Hichki is a nice, harmless film which doesn’t offend anyone in any way but it doesn’t really affect anyone in a major way either. Rani Mukerji makes a sparkling ‘comeback’ (just how many times has that word been used for her?) as Naina Mathur, the strong, calm and intelligent woman who suffers from the Tourette Syndrome. Naina has a lot of patience. She has the patience to deal with her absent father, patience with the school staff (especially Neeraj Kabi as the uptight Mr. Wadia) and patience to deal with the notorious students of 9 F. Termed as “municipality garbage”, these students are outcasts in the extremely preppy St Notker’s school. The film traces the conflicts between the kids of 9F, who come from a low socio-economic background and the kids of 9A and the perfect prefects, who come from extremely privileged backgrounds. Basically, the dynamics resemble the case of what would happen if students from Rajput College and Model College from Jo Jeeta Wohi Sikander were forced to study in the same building.
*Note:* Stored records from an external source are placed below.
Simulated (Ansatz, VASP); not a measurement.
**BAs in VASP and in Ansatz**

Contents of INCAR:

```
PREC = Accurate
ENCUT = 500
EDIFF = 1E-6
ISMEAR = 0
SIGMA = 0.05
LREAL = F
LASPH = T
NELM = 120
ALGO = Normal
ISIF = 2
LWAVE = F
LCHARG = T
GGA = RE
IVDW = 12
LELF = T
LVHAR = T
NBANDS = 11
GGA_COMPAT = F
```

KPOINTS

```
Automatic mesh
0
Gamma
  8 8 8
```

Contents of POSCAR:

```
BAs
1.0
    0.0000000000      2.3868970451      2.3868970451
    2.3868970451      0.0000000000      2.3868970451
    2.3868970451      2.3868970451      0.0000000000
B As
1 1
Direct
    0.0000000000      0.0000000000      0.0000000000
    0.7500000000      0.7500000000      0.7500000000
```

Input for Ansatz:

Naina, with her tics and the trauma that comes along with it, is the teacher we all wanted back in school. She takes the blame for the borderline dangerous pranks played by the ragtag group of students. She visits their homes to understand the kind of poverty they come from. She makes them study on open grounds with basketballs and eggs (not together thankfully). Her condition is used as a metaphor for the kids to not blame their circumstances for their failures and predictably and the underdogs (the students and their teacher) eventually win. Rani is a delight to watch after such a long gap and the screen lights up whenever she’s in the frame, which is most of the times. The children too are perfectly cast, with Riya Shukla and Harsh Mayar standing out in a talented ensemble. The screenplay by Ankur Chaudhry, Ambar Hadap and Ganesh Pandit is tight, till the last 15 minutes. After keeping the pace even for so long, they suddenly falter and make the climax rather preachy and boring. Sidharth P Malhotra has done a decent job as a director, but Hichki is too simplistic and one-note to be taken as seriously as maybe a Taare Zameen Par or Stanley Ka Dabba. But nonetheless, it’s an earnest film that definitely deserves a watch. If the success of this movie is detrimental to the number of movies Rani does, then it surely needs to be seen.